We've already gone over first basemen and second basemen, so if you've missed those, have a look. They explain the rationale behind the tiered system, and how they work, in addition to being rankings. As for the hot corner, let's dive in.
|Cabrera, Miguel||1B, 3B||DET|
Miguel Cabrera isn't eligible at third base from day one, but the Tigers intend to stick him there after signing Prince Fielder. If the experiment fails after five games, he'll still be eligible in many leagues for 2012, so it's safe to consider him as being listed here. The worst thing that happens is you all of a sudden have an extra Miguel Cabrera, a "problem" with no shortage of solutions.

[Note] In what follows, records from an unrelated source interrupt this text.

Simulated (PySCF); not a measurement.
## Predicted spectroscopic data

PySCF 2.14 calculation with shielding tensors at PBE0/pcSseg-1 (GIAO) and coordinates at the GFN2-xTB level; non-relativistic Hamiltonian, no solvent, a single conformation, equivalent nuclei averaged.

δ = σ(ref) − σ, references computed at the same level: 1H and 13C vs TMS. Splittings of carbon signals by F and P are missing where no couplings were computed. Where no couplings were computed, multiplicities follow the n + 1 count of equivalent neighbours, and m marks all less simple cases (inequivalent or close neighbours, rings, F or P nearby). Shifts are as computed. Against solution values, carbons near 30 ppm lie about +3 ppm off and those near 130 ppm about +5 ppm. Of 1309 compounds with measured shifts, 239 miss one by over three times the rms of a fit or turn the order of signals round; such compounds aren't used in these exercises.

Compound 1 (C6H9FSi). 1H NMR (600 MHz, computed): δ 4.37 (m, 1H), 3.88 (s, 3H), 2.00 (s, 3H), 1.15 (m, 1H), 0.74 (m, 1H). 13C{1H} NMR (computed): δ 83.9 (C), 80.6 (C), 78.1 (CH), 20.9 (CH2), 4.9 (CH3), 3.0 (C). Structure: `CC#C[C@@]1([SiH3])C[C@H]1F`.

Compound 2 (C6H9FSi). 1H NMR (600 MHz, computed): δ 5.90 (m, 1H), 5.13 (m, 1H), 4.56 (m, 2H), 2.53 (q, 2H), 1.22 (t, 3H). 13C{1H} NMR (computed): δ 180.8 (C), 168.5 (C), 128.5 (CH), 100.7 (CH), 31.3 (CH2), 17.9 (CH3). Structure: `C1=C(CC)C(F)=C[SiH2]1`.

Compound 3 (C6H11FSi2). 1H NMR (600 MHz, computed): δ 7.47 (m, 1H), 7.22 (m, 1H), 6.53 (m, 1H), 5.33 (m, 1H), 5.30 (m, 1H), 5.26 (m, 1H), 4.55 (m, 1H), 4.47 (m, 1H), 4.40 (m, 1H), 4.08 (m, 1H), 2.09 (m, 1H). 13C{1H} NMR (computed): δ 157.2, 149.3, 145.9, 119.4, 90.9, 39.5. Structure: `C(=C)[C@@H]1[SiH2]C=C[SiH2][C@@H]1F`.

Jose Bautista isn't a third baseman anymore, but he played there enough to retain eligibility in 2012. Along with Cabrera, he's the only other guy I see cracking the $30 mark.
Wright would be my preference from this group as he still steals bases, but other than that, there's really no wrong way to organize them here. Longoria might be the best of them, but thanks to a pitcher's park and good but not great lineup around him, he might end up far more valuable in reality than fantasy. Alex Rodriguez is of course capable of being The Best third baseman here, but that would require he plays 150 games, and betting on that when these others are available might be unwise. Adrian Beltre's bat loves his home park, and you should love it through him.
Aramis Ramirez isn't getting a park or lineup upgrade in his move to Milwaukee, and it's rare he goes unscathed through an entire season, so expecting him to be a high three-star is best, even if a best-of scenario has him in the low fours. Michael Young still has Arlington, much like Beltre, but he doesn't have the upside since he's so batting average dependent. Still a great pick at the right price, though, especially in head-to-head leagues where you can skip his road starts.
Kevin Youkilis has a four-star bat, but he has awful health as of late -- he's averaged just 119 games per year since 2009, and is a year older in 2012. If healthy, he's going to be a bargain for whoever acquires him, but that's a big risk. Pablo Sandoval is another with four-star potential, but it's more likely he settles in at a very productive $15 or so. Mark Reynolds remains far more useful in fake baseball than real baseball, even if he hits .230. Thanks, homers. Brett Lawrie is kind of a borderline three-star for me, just given we haven't seen him over a full season, but I like his bat a lot -- like Eric Hosmer at first, I'll give him the benefit of the doubt and place him with more established guys.
|Two-Star ($9 and under)|
If Chase Headley can stay healthy, hit for average, and keep on stealing bases, the lack of RBI and R won't be a big problem for him. Any one of those three things fails, though, and he's going to be worth just a buck or two. Martin Prado has little value in the outfield except in super deep leagues (or NL-only), but he's a two-star guy easy with third base eligibility still there. Emilio Bonifacio needs to keep playing time -- third base isn't likely with Hanley Ramirez there -- but even if he's just a super sub, he should still be able to help you with steals.
Chipper Jones would be a three-star player if you could guarantee health and a competent Braves' offense, but I'm not sure which one of those is less likely in 2012. (Kidding: Chipper being healthy is less likely.) Jed Lowrie is another with huge potential but a penchant for injury, and he's getting a reputation as a slow healer, too. Unlike the Red Sox, though, the Astros don't have real replacements for Lowrie, and he'll get at-bats as long as he's on the field. Chris Davis is going to be worth -$10 or play every day and earn his keep. There is no in between.
I like Mike Moustakas a lot, but I don't 2012 like him. He should be useful in short time, but not a necessary piece in your standard formats. Mike Aviles should look good with that swing in Fenway Park -- the Monster is your friend, Mike. David Freese is probably going to be overrated due to his playoff performance, but before he was hurt in 2010, he was a neat little fantasy player at third. Pedro Alvarez could easily bust out of this tier, but not if his gut is busting out of his pants like it was in 2011.
This tier reeks of disappointment, but there's a hint of promise in here, too. A heathy Scott Rolen could be useful, and Edwin Encarnacion's power is a nice addition to deep leagues. I like Lonnie Chisenhall's future, but I'm not sure the first year of that is going to be great from a fantasy perspective. Either way, these are the kinds of players you throw $1 at and hope; little lost, lots of potential gain.